About 10% of US adults don’t have a bank account. I would guess such people are disproportionately low-wage workers. They get their paycheck and go to a check cashing place and use cash and prepaid debit cards to pay their bills.
That’s weird.
When I worked for a house-painter we got paid for travel-time to, but not from, remote locations.
When I work in an office, travel-time, mileage, and expenses apply to all remote work. If I drive five miles for work, it gets expensed.
AND reimbursed.
At the very least it’s tax deductible, as it doesn’t sound like a regular commuting cost.
Technically, just being an engineer doesn’t qualify you as exempt. There are several other metrics such as managing others, setting your own work hours, etc. If the company doesn’t meet enough of those requirements, they could be on the hook for back wages.
What I find interesting is that some skilled employees don’t want to be hourly. They think there’s some status in being salaried which is ludicrous since I’ve seen lawyers that are paid as much as $800, by the hour. You ask one of those legal dudes to work an extra hour and it will cost you…$800.
Yeah. I never really got the whole prestige angle of salary work. Being salaried just means that the company has the possibility of owning 100% of your time, instead of just the 8 hours a day plus whatever overtime you agree to. The salary means you have to get the job done no matter how long it takes, and overtime goes away. That doesn’t sound at all prestigious, unless one’s idea of honor means taking unnecessary risks to make someone who has more money than you even richer.
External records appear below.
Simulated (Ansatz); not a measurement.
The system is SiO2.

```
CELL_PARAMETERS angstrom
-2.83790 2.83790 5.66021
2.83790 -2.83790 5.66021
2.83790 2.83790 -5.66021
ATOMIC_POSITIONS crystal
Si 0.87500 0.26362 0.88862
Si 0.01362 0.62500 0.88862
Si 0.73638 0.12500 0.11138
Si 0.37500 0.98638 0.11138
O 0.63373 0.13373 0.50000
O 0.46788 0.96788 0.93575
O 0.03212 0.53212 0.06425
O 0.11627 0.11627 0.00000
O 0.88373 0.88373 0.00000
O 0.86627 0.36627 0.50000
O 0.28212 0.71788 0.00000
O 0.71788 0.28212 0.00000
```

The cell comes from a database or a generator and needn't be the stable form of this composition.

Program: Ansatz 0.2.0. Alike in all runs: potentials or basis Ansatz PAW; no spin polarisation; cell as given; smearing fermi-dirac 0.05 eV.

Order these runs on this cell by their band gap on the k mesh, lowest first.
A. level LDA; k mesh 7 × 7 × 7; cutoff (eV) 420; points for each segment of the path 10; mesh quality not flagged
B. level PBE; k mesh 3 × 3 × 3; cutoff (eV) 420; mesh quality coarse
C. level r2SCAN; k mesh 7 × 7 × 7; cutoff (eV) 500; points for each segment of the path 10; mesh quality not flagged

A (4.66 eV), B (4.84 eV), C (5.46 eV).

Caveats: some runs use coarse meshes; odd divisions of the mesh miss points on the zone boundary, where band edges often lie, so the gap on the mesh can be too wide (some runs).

California just past changed the law to allow the companies using third party labor to be held accountable if the contractor breaks wage laws, unsafe work conditions etc… This case I think in California will bypass the courts and go to the wage board, which is very very pro employee. It will be appealed but our legislature will probably change the laws to support wage board.
I used to work retail and during christmas we had to park a distance from the mall and they provided buses to get us from that point to work. We where not compensated for that time, however because they told us when to be there what bus to be on I think if a complaint was filed the wage board would say employees would need to be paid for that time.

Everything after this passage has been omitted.